This article originally appeared in i-D’s The Earthwise Issue, no. 353, Fall 2018.
Connor McLeod finds it weird to be in front of the camera. The recent Glasgow School of Art Fine Art Graphic Design graduate – Trackie to his friends – is more often found behind it, in the studio, on the sewing machine or at the literal drawing board. His art belongs to the kind of multifaceted, boundaryless space favoured by today’s creative youth.
“My tutor said that I’ve got a very “sporadic brain”, that I want to do a bit of everything. And I was like, ‘Aye, that’s me summed up to a tee!’” he laughs. “You need to keep pushing yourself. You need to keep trying out different mediums.”
Trackie’s degree show – which took in film, photography, screen printing and textile – appropriated the visual language of the mundane to create pieces offering fresh context to a childhood spent in Glasgow. An English football hooligan is juxtaposed with a Renaissance painting. A boy racer’s Audi TT is embroidered on a tapestry alongside the word “shagger” in block capitals. The effect is a cultural rabbit hole of everyday nostalgia: tabloids, street fashion, rave, realism, The Beckhams, lottery tickets and a Mallorcan fry up all rolled into one.
“My work feels most at home in front of the telly in the late 90s or early 00s,” he says. “Princess Diana’s funeral, Rangers scores on Teletext, Happy Mondays’ Bez on Celebrity Big Brother... All these crass reminders of my youth. They help me approach my ideas with a bit of irony or humour.” Not that there’s any arms-length detachment to his work. “Not at all,” Trackie says. “Quite a lot of it is just referencing my childhood. Memories of things that I’ve done or things that I used to watch. Even now I love watching trash telly like Footballers Wives and Bad Girls and all that. It’s like a flashback to a point in my life when I was so into it. Probably when I was still trying to work out who I was as a person too.”
Trackie grew up in an all-female household, about 20 minutes from Glasgow city centre in the district of Whiteinch, just north of the River Clyde. “It was me, my mum and my sister,” he says “Then my sister went to uni when she was 17, so it’s been me and my mum for the last 10-12 years.”
It feels like a bit of a cliché to write that masculinity is “in crisis” in 2018, under threat from some existential force, threatening to tear at the fabric of society and turn men into one large castrated horde. But in areas such as Whiteinch, with its once proud shipbuilding industry, masculinity – or at least the version of masculinity you’re expected to inherit – can feel stifling. “A harking back to some mythical golden age, when men were ‘men,’” as artist Grayson Perry put it in The Descent of Man, his study on masculinity that was itself an influence on Trackie’s work.

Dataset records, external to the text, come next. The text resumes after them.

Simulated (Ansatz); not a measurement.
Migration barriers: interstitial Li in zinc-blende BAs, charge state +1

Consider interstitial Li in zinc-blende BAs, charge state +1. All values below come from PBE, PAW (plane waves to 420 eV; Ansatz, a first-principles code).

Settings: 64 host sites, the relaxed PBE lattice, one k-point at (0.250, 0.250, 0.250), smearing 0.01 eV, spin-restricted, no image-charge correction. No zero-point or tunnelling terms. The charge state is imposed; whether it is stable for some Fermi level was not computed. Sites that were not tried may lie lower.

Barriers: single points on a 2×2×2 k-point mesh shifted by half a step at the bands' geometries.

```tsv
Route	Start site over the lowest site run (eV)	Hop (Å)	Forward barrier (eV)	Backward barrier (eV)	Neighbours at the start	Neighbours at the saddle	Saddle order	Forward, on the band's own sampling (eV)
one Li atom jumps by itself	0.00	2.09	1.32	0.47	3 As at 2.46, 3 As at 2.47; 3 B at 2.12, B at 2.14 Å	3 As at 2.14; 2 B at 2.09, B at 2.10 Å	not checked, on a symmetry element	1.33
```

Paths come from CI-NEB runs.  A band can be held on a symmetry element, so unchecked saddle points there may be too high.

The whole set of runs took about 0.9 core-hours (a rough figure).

“Growing up in a traditionally working class background you had to be a man and fit a certain criteria,” he describes. “When my dad left I was very much the man of the house. My family are quite traditional in that sense. There was an expectation to fit into lad culture or football. I think as a man, until you’re comfortable with who you are, then there is always an element of performance. You try to fit into this ideal of what a male is. Only now am I comfortable enough to look back on those experiences growing up and laugh at them.”
Trackie touches on his own, admittedly limited, football skills in the video Mummy’s Boy, which depicts him on a snow-flecked football pitch, the traditional playground taunt displayed proudly on the back of his Rangers home shirt. “It’s about reclaiming words that used to make me feel demasculinised and putting them in the context of this hyper-masculine world of football,” he explains. “I might no longer inhabit that world, but the idea of ‘fitting in’ to it again allowed me to explore my own perceptions and anxieties.”
While it quickly became clear that Trackie was unlikely to top Scottish footballer Ally McCoist’s goal scoring record, it wasn’t always certain he’d fit into the art world either. “It just wasn’t part of my childhood,” Trackie says. “The art scene and art culture wasn’t something I was brought up with.”
He says he used to draw a lot as a child, but he still fluffed his initial entry exam to study Graphic Design at Glasgow’s prestigious School of Art. “I think not getting in was the determining factor of me really wanting to go there,” he says today. “So I went away for a year and did another course. My mum said if you do this and you don’t get in again, go and do something else because you can’t just fanny around for the rest of time. So I worked really hard for that year and got in. My sister went to uni, but being the second person to go, especially going to go and do something creative, where there isn’t necessarily a job at the end of it, was a big achievement for me and my family.” (“I will try and get a job,” he caveats).
For now, he says there’s “something good happening in Glasgow”. He talks about how a lot of his fellow post-grads are going against the norm, not moving to London but “staying and starting something up here instead.” He wants his work to continue to have some social commentary, “whether it’s on society, whether it’s on pop culture, whether it’s on my own experiences in life. I’d like somebody to look at it and think, ‘Oh, I get that. I’ve felt like that before’.”
And as for his mum? “She’s just really proud, man,” he says with a smile. “I think me and my sister are her biggest achievements, as a single mum. She’s my inspiration. She worked so, so hard all her life just to keep us going and I think graduation day for her was the pinnacle. My photo came through the other day. It’s absolutely atrocious but she thinks it’s stunning so she’s got it up on the mantelpiece, staring at me while I’m watching Bad Girls on TV.”